From: Susan Aycock (SAYCOCK@starkville.k12.ms.us)
Date: Fri Jan 24 2003 - 12:09:06 EST


Please excuse if this is a repeat - I'm havingtouble with my e-mail
I teach children at an Alternative school and standards methods of pedagogy do not work with my students. A research project is usually out of the question unless I want to spent time to do it all in class.
        For the intro to the periodic table I do a "Following Directions/Scavenger Hunt" with my students. Each student is given a blank periodic table and a pack of colored pencils. I have the same periodic chart on an overhead projected onto a white board.
        We discuss the properties of the major groups, including reactivity, valence number and number of electrons in the outer shell. Individual elements are not discussed and are never placed on this chart. The students label each family right across the squares and eventually the table is color coded for metals, non metals and metalloids.

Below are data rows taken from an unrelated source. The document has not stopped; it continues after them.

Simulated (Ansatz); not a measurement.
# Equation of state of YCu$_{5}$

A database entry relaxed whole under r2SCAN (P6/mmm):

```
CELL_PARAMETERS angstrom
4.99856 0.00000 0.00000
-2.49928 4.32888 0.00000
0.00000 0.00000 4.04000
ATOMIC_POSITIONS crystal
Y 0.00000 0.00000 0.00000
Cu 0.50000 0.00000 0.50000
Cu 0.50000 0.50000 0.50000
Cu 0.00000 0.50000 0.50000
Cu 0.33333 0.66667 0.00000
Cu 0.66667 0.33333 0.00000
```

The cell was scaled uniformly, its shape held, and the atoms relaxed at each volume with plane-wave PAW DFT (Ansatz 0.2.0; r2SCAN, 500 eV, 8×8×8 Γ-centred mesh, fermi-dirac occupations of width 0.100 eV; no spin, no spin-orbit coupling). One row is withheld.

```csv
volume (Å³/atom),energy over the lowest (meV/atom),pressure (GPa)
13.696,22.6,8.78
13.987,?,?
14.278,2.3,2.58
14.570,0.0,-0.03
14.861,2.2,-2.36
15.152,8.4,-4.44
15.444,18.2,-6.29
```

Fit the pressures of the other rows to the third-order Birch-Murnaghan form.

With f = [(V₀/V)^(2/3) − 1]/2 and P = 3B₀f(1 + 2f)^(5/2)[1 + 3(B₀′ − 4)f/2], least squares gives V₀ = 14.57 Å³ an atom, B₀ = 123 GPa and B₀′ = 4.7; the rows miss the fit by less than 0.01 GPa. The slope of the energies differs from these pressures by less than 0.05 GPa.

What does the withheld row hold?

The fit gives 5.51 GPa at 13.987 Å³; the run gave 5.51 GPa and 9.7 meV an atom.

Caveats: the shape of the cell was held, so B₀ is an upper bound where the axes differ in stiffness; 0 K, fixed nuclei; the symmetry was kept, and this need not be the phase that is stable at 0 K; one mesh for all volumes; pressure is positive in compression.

        Metalloids are discussed fairly early and are presented as a game - find the squares. I will call out the coordinates and the students will find the square and lightly color it purple. I.e. find Group 13, period 2... seemingly random squares evolve into the stair step shape of the metalloids if directions have been followed and the student has understood the concept of groups and periods.
        I have a cut out of the Lanthanide/ Actinide that I put on periodic chart projected on the board so that it curls out in 3 dimensions to illustrate where these elements actually fit in.
        We refer to this chart often in the coming weeks as we discuss ions, reactivity, and orbital levels. The color blocks and lack of the busyness of the elements helps get major concepts of periodicity, predicting orbital levels and ionic compound across.
        I follow this activity with the video "Sodium: A Spectacular Element" from Flinn Scientific. It is a great little video that shows the family properties of Group I elements and has wonderful footage of throwing large chunks of Na into a pond of water.